Cross Product Calculator

What Is the Cross Product?

This cross product calculator computes A × B — a binary operation on two 3D vectors that returns a third vector perpendicular to both inputs. Given vectors A = (ax, ay, az) and B = (bx, by, bz), the cross product is:

A × B = (ay·bz − az·by, az·bx − ax·bz, ax·by − ay·bx)

The magnitude of the result equals |A| × |B| × sin(θ), where θ is the angle between the two input vectors. This means the cross product is largest when A and B are perpendicular (sin 90° = 1) and zero when they are parallel (sin 0° = 0). This calculator returns the full result vector, its magnitude, the magnitude of each input vector, and the angle between A and B — all computed from the i, j, k components you enter.

The Cross Product Formula and How to Apply It

The determinant expansion is the standard way to remember the cross product formula. Write A and B as rows of a 3×3 matrix with unit vectors i, j, k in the first row:

| i   j   k  |
| ax  ay  az |
| bx  by  bz |

A × B = i(ay·bz − az·by) − j(ax·bz − az·bx) + k(ax·by − ay·bx)

Note the sign alternation: +i, −j, +k. A common mistake is to forget the negative sign on the j component, which flips that component of the result. This calculator handles the formula exactly, so you can use it to verify hand calculations.

Cross Product vs. Dot Product

The cross product and dot product are the two fundamental vector multiplication operations, and they measure different things:

• Dot product (A · B) — returns a scalar. Equals |A| × |B| × cos(θ). Maximum when vectors point in the same direction (θ = 0°). Used to find the component of one vector along another, to check perpendicularity (dot product = 0 means 90°), and to calculate work in physics (W = F · d).
• Cross product (A × B) — returns a vector. Magnitude equals |A| × |B| × sin(θ). Maximum when vectors are perpendicular (θ = 90°). Used to find normal vectors, compute torque and angular momentum, and determine surface orientation.

For many geometry problems you need both. This calculator shows the angle between the vectors (derived from the dot product formula) alongside the cross product, so you have the full picture. The Pythagorean theorem calculator is useful for checking vector magnitudes — the magnitude of a 3D vector (ax, ay, az) is √(ax² + ay² + az²), which is the 3D extension of the Pythagorean theorem.

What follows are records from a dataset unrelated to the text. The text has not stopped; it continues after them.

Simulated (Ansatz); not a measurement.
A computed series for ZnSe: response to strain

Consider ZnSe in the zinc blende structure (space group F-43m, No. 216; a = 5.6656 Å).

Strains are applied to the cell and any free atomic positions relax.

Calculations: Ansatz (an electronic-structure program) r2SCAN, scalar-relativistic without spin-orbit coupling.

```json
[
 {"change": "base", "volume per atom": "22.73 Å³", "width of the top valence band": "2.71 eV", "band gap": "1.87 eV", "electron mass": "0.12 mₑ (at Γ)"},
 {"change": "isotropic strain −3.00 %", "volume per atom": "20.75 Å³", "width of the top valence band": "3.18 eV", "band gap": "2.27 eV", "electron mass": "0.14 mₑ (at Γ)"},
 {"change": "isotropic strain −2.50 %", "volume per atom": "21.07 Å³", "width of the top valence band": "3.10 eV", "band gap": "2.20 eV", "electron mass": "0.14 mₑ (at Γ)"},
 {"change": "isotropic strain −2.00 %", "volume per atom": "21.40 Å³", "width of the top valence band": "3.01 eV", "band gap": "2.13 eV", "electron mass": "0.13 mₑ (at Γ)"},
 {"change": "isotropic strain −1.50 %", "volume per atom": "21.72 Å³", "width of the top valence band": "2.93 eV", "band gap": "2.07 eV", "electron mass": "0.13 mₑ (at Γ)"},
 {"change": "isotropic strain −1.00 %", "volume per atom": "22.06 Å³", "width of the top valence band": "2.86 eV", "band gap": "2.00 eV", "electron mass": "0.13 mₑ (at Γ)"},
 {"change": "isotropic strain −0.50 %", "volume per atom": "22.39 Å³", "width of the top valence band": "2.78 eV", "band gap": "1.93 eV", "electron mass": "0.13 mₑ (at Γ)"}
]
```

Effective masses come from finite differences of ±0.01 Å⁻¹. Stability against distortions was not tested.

Physical Applications of the Cross Product

The cross product is fundamental in mechanics and electromagnetism:

• Torque — τ = r × F, where r is the position vector from the pivot to the point of force application and F is the force vector. The magnitude is |r| × |F| × sin(θ), and the direction is the axis of rotation (right-hand rule).
• Magnetic force — F = q(v × B), where q is charge, v is velocity, and B is the magnetic field. A positive charge moving perpendicular to a magnetic field experiences maximum force; a charge moving parallel to B experiences no force.
• Angular momentum — L = r × p = r × (m·v). The cross product relates the linear momentum of an orbiting body to its angular momentum vector, which points along the rotation axis.
• Surface normals — in 3D computer graphics, the cross product of two edge vectors of a triangle gives the surface normal needed for lighting calculations.

Geometric Interpretation: Area of a Parallelogram

The magnitude of A × B is equal to the area of the parallelogram with A and B as adjacent sides. Halve that value to get the area of the triangle formed by those two vectors. This makes the cross product valuable in computational geometry for checking whether points are collinear (zero cross product), calculating polygon areas, and determining if a point lies inside a triangle. For rectangular volume problems, the cubic feet calculator extends this idea to three dimensions using length × width × height.

The Right-Hand Rule

The direction of A × B is determined by the right-hand rule: point your right-hand fingers along A, curl them toward B through the smaller angle, and your thumb points in the direction of A × B. This means the cross product is anti-commutative: B × A = −(A × B). The result vector is always perpendicular to the plane containing A and B, which is why it is used to define rotation axes and surface normals in 3D space.

When A and B are parallel (or one is zero), the cross product is the zero vector and the right-hand rule is undefined — there is no unique perpendicular direction. The calculator displays a warning in this case.